Tuesday, April 23, 2013

It's rude to count people as you pass them. Out loud.

"Oh you have become too thin"
"Why do you workout?"
"You don't need to run anymore"
"What exactly do you eat??"
"What's your weight? Are you on a diet?"
"Why do you do weights? What if you get muscles like boys?"
"Are you eating any weight loss pills?"
"Why do you run?"

These are just some of the questions that I tackle everyday.. Some politely others not so politely.
Let me set the context here. After my rigorous workouts the results are too hard to ignore ( **Victory Lap**). I have worked like crazy. I have worked in the gym every single day.  I just wonder at my patience and hard work and how I have worked my way from being on the wrong side of 60's to be on the right side of 50's.. ( Yes, More than 10 Kilos).... Ok, that's enough about me. Let me just tell you something about my gym also. It is a regular gym nothing fancy but okay-ish (falls in my budget).
You can watch TV, Listen to the famous "hookah Bar" every 10 minutes or so.. You will find people of all age groups there. I am not very pally pally with anyone in particular except for a couple of girls.
There are a lot of aunties who are regulars. Most of them have literally seen me becoming thin..  So every time I am doing some exercise in their vicinity they bombard me with some of the above questions.

Well I get it, fitness doesn't come naturally to us. The "need" to go to the gym is only because of the need to lose weight. Even when I was fat, I was fit ( I was running 10k every now and then)..
Staying in shape is a little difficult also for us because of our eating habits, our food palette (Guys, for the nth time the Indian meal is mostly carbs dominated).
I chose fitness as a way of life back in 2006 and I decided to stick to it. Yes, my weight has fluctuated quite a bit in the last couple of years but I was never unfit..
Last year when I decided to undergo rigorous workouts it was mainly to achieve my fitness level back.
Now, having lost weight and after becoming thin again people somehow can't understand my continuance with the routine. They say .. " You are fit, why gym now?"or " You look so thin"..
I decided to be thin and I really wanted it. I think I look the best when I am thin.
Being thin is a choice that I made and I am loving it. People question me and sometimes lecture me also.. I couldn't care less..

Being fit is like a science experiment. You keep your C's and P's in place and things will fall your way.
There is nothing that can really go wrong.
I don't think I can ever live a life minus fitness.. I am at my best when I work out and when I am fit. So when I am at my best I can turn things around for me and for everyone around me..!!

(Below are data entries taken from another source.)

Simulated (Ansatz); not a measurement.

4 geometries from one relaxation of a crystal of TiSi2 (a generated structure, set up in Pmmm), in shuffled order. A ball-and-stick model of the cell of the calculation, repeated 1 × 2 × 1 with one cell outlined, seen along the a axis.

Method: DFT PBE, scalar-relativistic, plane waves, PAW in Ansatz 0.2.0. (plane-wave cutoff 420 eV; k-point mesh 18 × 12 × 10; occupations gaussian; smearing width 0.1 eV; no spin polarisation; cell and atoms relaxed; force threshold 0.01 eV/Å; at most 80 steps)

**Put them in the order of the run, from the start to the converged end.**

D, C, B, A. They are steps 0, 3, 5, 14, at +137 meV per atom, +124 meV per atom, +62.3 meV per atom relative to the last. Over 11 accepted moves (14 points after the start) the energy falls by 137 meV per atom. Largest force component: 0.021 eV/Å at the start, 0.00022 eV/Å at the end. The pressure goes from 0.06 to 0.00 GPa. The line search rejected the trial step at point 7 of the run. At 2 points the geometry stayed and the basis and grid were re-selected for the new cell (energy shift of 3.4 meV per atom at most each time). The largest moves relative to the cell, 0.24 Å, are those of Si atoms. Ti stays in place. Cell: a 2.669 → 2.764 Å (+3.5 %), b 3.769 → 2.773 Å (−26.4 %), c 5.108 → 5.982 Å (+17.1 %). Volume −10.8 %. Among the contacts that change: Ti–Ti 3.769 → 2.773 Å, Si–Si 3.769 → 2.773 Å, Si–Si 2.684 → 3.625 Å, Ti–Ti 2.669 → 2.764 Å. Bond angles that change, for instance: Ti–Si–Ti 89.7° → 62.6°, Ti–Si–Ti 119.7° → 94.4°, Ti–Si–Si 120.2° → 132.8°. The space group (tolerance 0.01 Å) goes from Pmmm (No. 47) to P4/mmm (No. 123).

I think last week I really experienced what they call a runners high. I have been running distances all these years and I thought I knew what it was until last week. For once I felt I was running in the air and my mind reached a state where no amount of weed/chemicals/ drugs could have taken me.
It was such a spiritual experience. I felt as if every single cell of my body was pushing me to run more and more. I felt as if someone had overpowered my mind and my body and was telling me to keep running. I was running a longish distance and was timing myself. It no longer felt important because I had reached a state where I just wanted to keep going on. I forgot all the discomfort that I was feeling during my first mile. Everything felt insignificant at that moment. I just had a couple of thoughts and they kept on coming back to me.. They are all disconnected thoughts. I couldn't connect the dots..
I kept on thinking about:

"So many times, it happens too fast
You trade your passion for glory
Don't lose your grip on the dreams of the past
You must fight just to keep them alive"
- Eye of The Tiger

And finally I couldn't stop thinking about the Phoenix.. 
It was my mind sending me some coded message which I am not able to figure out. I can't understand any of them except for The eye of the tiger part...

Any thoughts?
Ciao..
Fun Fact: The title of the post is an old adidas ad campaign. Loved it then. Love it now.. Didn't I tell you? I have strong brand preferences when it comes to sports. 

1 comment:

  1. Inspirational. Need to get my fitness routine back on track.